Saturday, December 15, 2012


Market Breadth is an indicator that tells us how many stocks are going up, how many are going down and how many are unchanged. It gives us an easy way to see how many stocks are participating in the current move.

I'm going to be using the S&P 500 in my examples, but market breadth should be calculated from all stocks -- better yet, all stocks that meet a certain volume criteria. The S&P 500 just makes the examples easier since we're dealing with exactly 500 stocks each time.

Breadth provides a much clearer way of looking at the market than just seeing if the indexes are green or red for the day. For example, the S&P 500 is comprised of 500 stocks. At the end of the day it may be up half a percent. Someone seeing this on the news may think it was a great day for stocks, but let's take a closer look. When we monitor the breadth for the day we notice out of the 500 stocks only 260 finished higher and 240 were lower. It turns out that it wasn't such a great day. Maybe Apple or Pfizer had a great day and skewed the overall index. Breadth will tell you this.

We are looking for a significant breadth move. This is when not much is happening and then all of a sudden 350 out of the 500 S&P stocks are up versus only 150 down. These types of moves usually lead to the start of a bull run. You want to start going long on good setups when you see breadth moves like this.

On the other side when you see only 150 stocks up it could mean the bears have taken control and it's time to get out and watch everyone else lose their money. The market moves in trends so when there's a big move down it will usually continue. This is the time to go short or sit on the sidelines.

Above is an example of a breadth indicator from It's a very simple highs vs lows chart. The S&P 500 index is the bottom chart. When highs vs lows is going up there's a good chance we had an up day.

As you can see the beginning of 2012 was a good time to be long. We had a good 4 months of advances but then it got a little shaky. In April you'll notice the bears starting to cause some disruption. At this point you don't need to get out but it should put you on alert. Then in May we experience a sharp drop down.

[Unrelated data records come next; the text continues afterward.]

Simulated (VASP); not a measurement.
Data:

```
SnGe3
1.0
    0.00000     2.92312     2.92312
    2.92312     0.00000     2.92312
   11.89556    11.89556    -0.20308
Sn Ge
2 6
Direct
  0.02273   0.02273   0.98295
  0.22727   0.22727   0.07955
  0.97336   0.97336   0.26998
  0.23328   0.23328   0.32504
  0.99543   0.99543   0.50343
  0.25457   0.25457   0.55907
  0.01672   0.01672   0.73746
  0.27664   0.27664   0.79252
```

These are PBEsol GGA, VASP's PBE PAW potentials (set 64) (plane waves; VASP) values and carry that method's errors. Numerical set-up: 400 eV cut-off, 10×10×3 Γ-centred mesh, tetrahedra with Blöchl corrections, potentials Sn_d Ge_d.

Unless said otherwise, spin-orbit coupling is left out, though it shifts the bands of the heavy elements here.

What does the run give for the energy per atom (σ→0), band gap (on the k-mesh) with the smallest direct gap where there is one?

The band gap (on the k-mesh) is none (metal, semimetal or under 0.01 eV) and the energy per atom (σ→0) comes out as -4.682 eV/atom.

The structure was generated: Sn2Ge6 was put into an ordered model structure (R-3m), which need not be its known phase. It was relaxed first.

The great thing about breadth is how consistent it is. For the first four months of 2012 the S&P 500 went up, but even during those four months there were many down days. Yet, the number of advancing stocks kept going up. Following the breadth allows you to stay in the market and not get whipsawed so easily. You are able to ride out those one or two down days so you can take advantage of the three or four bigger up days.

I think we'll stop right here. There's much more to talk about but we'll discuss that in other posts. There's enough here to get everyone started.